Summer Heat – Fall Veggies To Plant!

The summer heat is back in full force with triple digits highs as we might expect for August in Oklahoma.  That means our flowers, trees, shrubs and vegetables are counting on us to assist them with needed water.  Don’t forget you can mulch your plants to reduce watering by up to half while also cooling the soil surface and plant root zone and reducing surface evaporation.

Even while we battle the heat and extreme drying of August this is the time to wrap up planting of your fall vegetable garden.  You can plant transplants of tomatoes, peppers, eggplant or tomatillo.  Plant seed or transplants now of cucumber, pumpkins, summer squash or winter squash.  You can plant seeds of bush beans, cow peas, pole beans, lima beans or cilantro.  These tender vegetables need to be planted at once in order to allow time for the crop to grow, produce their crop and harvest before the first killing freeze.  Fall vegetable gardens are often more dependable and consistent in their yield as they benefit from cooling temperatures as the crops mature.  The key is to keep the young vegetables watered and happy as they get established and battle the heat before it starts to cool down as we advance into September and October

There are also many semi hardy vegetables that you can plant throughout August that will tolerate a few light frosts and stay producing later into the fall or even early winter.  You can plant transplants of broccoli, Brussel sprouts, cabbage, cauliflower, kale or kohlrabi, green peas, radish, rutabaga, Swiss chard and turnips.  You can use seeds or plants of Chinese cabbage, collards, leaf lettuce, parsnip, leek or onions for fall gardening.  Use seed potatoes to grow a fall crop of Irish potatoes.  You can start mustard or spinach from seed and garlic from cloves or bulbs in September and early October as the temperatures cool down.

All of these fall veggies can be grown in well drained, sunny ground or flowerbeds but many of these vegetable can also be grown in decorative containers, smart pot fabric pots or raised beds.  Watering during the hot, dry start of the crop is the most important factor in success but these vegetable plants will benefit from well developed soil with lots of organic matter and some fertilizer applications to provide extra nutrition.

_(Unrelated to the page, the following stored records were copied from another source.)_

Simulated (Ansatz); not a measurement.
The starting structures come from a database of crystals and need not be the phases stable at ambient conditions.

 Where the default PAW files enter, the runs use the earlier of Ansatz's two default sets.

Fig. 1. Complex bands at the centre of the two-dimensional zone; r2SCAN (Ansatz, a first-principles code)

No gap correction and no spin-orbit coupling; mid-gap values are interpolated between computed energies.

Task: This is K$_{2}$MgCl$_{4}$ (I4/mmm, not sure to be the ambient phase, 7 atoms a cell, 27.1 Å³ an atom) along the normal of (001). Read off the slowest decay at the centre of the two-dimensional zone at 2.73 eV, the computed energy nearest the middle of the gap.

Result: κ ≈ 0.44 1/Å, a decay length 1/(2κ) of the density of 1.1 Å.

Many of the garden questions right now have centered around loss of leaves on trees and shrubs.  We had such a moist spring and early summer that lots of trees and shrubs produced more new growth and a great canopy of foliage that now is hard to support as we have gotten hot and very dry.  The trees and shrubs respond by dropping part of their leaves to match their ability to draw up water and nutrients to support the canopy.  Some trees are having extreme leaf loss if you have not be helping them with supplemental water and they have gone from dealing with extreme moisture to now confronting drought or extreme dryness.  The goal is to keep your plants from these wild swings and this kind of stress.  We can’t stop or protect them from the rains but we can water to supplement the missing moisture when we are so dry.